Saturday, Aug. 31, 2013 | 3:15 p.m.
Attorneys for the Las Vegas Review-Journal and its owner say the termination of a business agreement in which the R-J prints and distributes the Sun would not create a media monopoly.
The claim was filed in response to a lawsuit by Sun Editor and Publisher Brian Greenspun, who says R-J owner Stephens Media's efforts to dissolve a joint operating agreement between the two papers would effectively kill the newspaper his father, Hank Greenspun, started in 1950 and make Las Vegas a one-newspaper city.
A federal judge has temporary halted the attempt to dissolve the JOA. Stephens Media's response comes in advance of a hearing Friday to argue whether the Arkansas-based company can move forward with its plans.
Stephens’ response, filed Friday, points to a written declaration by Stephens Media President and CEO Michael Ferguson, claiming the Greenspun family could continue working in the local news market if the JOA were terminated. However, the family would have to do it without the financial support of Stephens Media, which now supplies the Sun with an annual $1.3 million profits payment under the agreement.
Stephens attorneys Donald J. Campbell and Colby Williams argue that Brian Greenspun’s lawsuit has no legal merit, saying the “case represents a poorly camouflaged attempt to transform a long-simmering family feud between the owners of the Las Vegas Sun newspaper.”
Greenspun’s lawsuit stems from a joint operating agreement approved by the Justice Department in 1989. The business agreement, which was renegotiated in 2005, guaranteed Las Vegas would have two independent newspapers with differing editorial voices. Greenspun Media Group, which publishes the Sun, receives a share of the R-J’s advertising revenue under the JOA.
But in an agreement made Aug. 7 with Stephens Media, Brian Greenspun’s three siblings voted to terminate the JOA in exchange for ownership of the URL lasvegas.com, which the Greenspun company currently leases from Stephens Media for $2.5 million a year. The negotiations between Stephens Media and Brian Greenspun’s three siblings began in June without Brian Greenspun’s knowledge, according to his lawsuit.
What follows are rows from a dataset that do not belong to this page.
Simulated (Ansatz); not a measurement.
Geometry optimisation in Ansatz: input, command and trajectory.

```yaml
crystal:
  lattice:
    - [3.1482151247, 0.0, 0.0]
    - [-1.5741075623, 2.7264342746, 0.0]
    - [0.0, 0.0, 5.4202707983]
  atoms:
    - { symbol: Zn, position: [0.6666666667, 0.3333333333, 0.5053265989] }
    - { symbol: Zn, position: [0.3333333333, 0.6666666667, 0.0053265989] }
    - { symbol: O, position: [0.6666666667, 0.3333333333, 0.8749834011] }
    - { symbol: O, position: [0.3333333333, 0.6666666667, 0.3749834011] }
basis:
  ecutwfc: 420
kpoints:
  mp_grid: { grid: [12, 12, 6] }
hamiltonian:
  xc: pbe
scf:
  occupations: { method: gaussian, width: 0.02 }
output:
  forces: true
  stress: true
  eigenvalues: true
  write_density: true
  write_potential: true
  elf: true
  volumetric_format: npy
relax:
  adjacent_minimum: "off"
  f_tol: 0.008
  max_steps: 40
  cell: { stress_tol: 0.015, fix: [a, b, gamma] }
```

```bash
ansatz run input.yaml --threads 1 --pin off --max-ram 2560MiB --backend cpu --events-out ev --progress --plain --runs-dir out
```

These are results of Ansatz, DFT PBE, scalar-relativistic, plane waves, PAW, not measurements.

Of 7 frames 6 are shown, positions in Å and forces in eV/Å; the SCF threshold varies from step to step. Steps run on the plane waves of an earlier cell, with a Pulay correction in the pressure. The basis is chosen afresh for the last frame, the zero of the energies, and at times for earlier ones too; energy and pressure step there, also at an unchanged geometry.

The severance of that agreement would unburden Stephens Media from printing and delivering the Sun, which would effectively push the Sun out of business and create a media monopoly in favor of Stephens Media, according to court papers filed in support of Brian Greenspun’s lawsuit.
In his Aug. 21 lawsuit, Greenspun says the termination of the joint operating agreement, which was to expire in 2040 and renew every 10 years, would be a violation of antitrust laws.
“There can be no antitrust violation for an additional reason: the printed Las Vegas Sun is a failing newspaper, and its termination in the 2005 JOA cannot, therefore, harm competition,” the Stephens filing says. “A failing JOA newspaper is one which would be failing ‘if operated outside the JOA.’”
Brian Greenspun’s attorney, Joseph Alioto, says the response is ill-informed. The point of a joint operating agreement and the Newspaper Preservation Act is to maintain two independent papers with the understanding that one of them is struggling financially, he said.
Alioto said the response from Stephens Media is just the next chapter of its attempt to squeeze the little guy out of the picture.
“They’re afraid of a competitor growing. It’s like Richard III: Get rid of all the kids!” Alioto said. “It’s an ancient story. The kids will grow up. … The Sun is growing up financially. Its editorial voice is already grown up.”
In their filing, the Stephens attorneys later argue Brian Greenspun’s lawsuit “is predicated on multiple, material mischaracterizations.”
They target Brian Greenspun’s claim that he qualifies for relief from the courts under the Newspaper Preservation Act, the Sherman Act and the Clayton Act on the foundation that he “is a subscriber to the LVRJ/Las Vegas Sun and plans to continues to purchase a newspaper subscription” in the future.
Williams and Campbell claim that’s not true, pointing to business records that show Brian Greenspun receives a “complimentary” subscription.
“Brian Greenspun is not a paid subscriber to the Review-Journal/Las Vegas Sun as copies of the newspapers are delivered to him for free,” the filing says.
The Stephens’ court filing clarifies that, while the company has not drafted a final contract, the dissolution of the joint operating agreement would effectively end the annual profits payment, pay each of the Greenspun siblings $70,000 in severance pay and give complete ownership of the URL lasvegas.com to the Greenspuns.
A hearing has been set for Friday, at which point attorneys for Brian Greenspun and Stephens Media will present their arguments in front of U.S. District Judges James C. Mahan.